HaMoked successfully blocks another Ministry of Interior attempt to deny temporary status to Palestinians living in Israel for many years in the framework of family unification procedures: The Appeals Tribunal rules that an outdated security ban cannot be used to prevent a status upgrade

On January 20, 2020, the Appeals Tribunal invalidated the Ministry of Interior “security”- based decision not give temporary residency status to a Palestinian man living in Israel for many years pursuant to stay permits in the framework of a family unification procedure. In this and three other appeals filed by HaMoked, the Tribunal ruled that an outdated security ban was not grounds for denying an upgrade of residency status.

This case concerns a Palestinian, originally from the West Bank, who married a permanent resident from East Jerusalem in 1987. The couple have 7 children, all of whom are permanent residents of Israel. The couple’s family unification request was filed in 1995 and was approved in 1999, after which the man began receiving renewable stay permits. Under the general graduated family unification procedure, in 2002 the man was supposed to receive temporary residency status – with the attendant social security rights – but this did not happen due to the 2003 enactment of the Citizenship and Entry into Israel Law, which effectively cancelled the graduated procedure for Palestinian spouses of Israeli residents. Instead, the man continued to receive stay permits until August 2006, when he was informed that his family unification request was rejected on security grounds. In the framework of HaMoked’s petition against this “security” termination, it was clarified that the man’s only “sin” was having worked for 18 months as a janitor in two educational institutions in East Jerusalem that Israel declared were affiliated to Hamas (for more details, see HaMoked 2008-2010 activity report, pp 31-33). As a result of this petition, in January 2010 the Ministry of Interior resumed handling the couple’s family unification application. Thereupon, the man began receiving stay permits again and he continues to receive them to this day.
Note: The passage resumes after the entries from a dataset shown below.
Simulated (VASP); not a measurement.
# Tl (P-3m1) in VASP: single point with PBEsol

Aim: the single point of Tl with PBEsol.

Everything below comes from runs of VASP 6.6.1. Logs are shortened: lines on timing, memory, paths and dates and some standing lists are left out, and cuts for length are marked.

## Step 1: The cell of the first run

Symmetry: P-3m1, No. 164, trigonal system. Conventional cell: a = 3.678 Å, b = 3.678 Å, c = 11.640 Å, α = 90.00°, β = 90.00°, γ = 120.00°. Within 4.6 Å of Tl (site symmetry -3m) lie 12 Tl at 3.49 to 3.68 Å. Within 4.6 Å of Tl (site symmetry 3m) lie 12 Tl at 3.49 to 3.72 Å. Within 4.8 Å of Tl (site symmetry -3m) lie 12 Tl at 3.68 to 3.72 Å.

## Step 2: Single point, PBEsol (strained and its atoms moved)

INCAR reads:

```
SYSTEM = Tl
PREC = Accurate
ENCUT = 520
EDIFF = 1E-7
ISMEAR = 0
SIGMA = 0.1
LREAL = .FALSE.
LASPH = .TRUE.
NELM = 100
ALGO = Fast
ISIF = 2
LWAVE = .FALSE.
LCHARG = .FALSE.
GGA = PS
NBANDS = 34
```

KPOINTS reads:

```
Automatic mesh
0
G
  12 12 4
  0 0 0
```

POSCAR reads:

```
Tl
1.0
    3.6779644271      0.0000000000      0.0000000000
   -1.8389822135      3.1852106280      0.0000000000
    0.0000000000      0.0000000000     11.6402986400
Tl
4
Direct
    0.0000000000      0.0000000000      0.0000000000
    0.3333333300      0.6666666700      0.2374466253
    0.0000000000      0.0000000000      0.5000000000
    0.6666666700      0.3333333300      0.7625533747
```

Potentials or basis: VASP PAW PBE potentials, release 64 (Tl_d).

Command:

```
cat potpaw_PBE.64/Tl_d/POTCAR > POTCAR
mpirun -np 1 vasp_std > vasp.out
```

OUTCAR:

In April 2016, the Minister of Interior decided to give temporary residency status to Palestinians whose approved family unification request had been filed by the end of 2003. Later that same year, HaMoked filed a request to upgrade the man’s status in accordance with this decision. However, the request was denied on February 27, 2017, on the grounds that it “does not meet the conditions… as it was refused on security grounds between the years 2006-2010”. HaMoked submitted an appeal to the Ministry, then a petition to the High Court of Justice, and the now-adjudicated appeal, arguing that the refusal was not properly detailed, was unreasonable, disproportionate, contrary to the law, and severely violated the basic rights of the couple and their children. HaMoked also argued that the man met all the conditions set in the Minister’s 2016 decision, and the fact that he continued to receive renewable stay permits indicated that there were no current security claims against him.

HaMoked hopes that following the Tribunal’s judgment, the Ministry of Interior will arrive at the proper and fair decision to give temporary residency status to the man and the three others in the same predicament.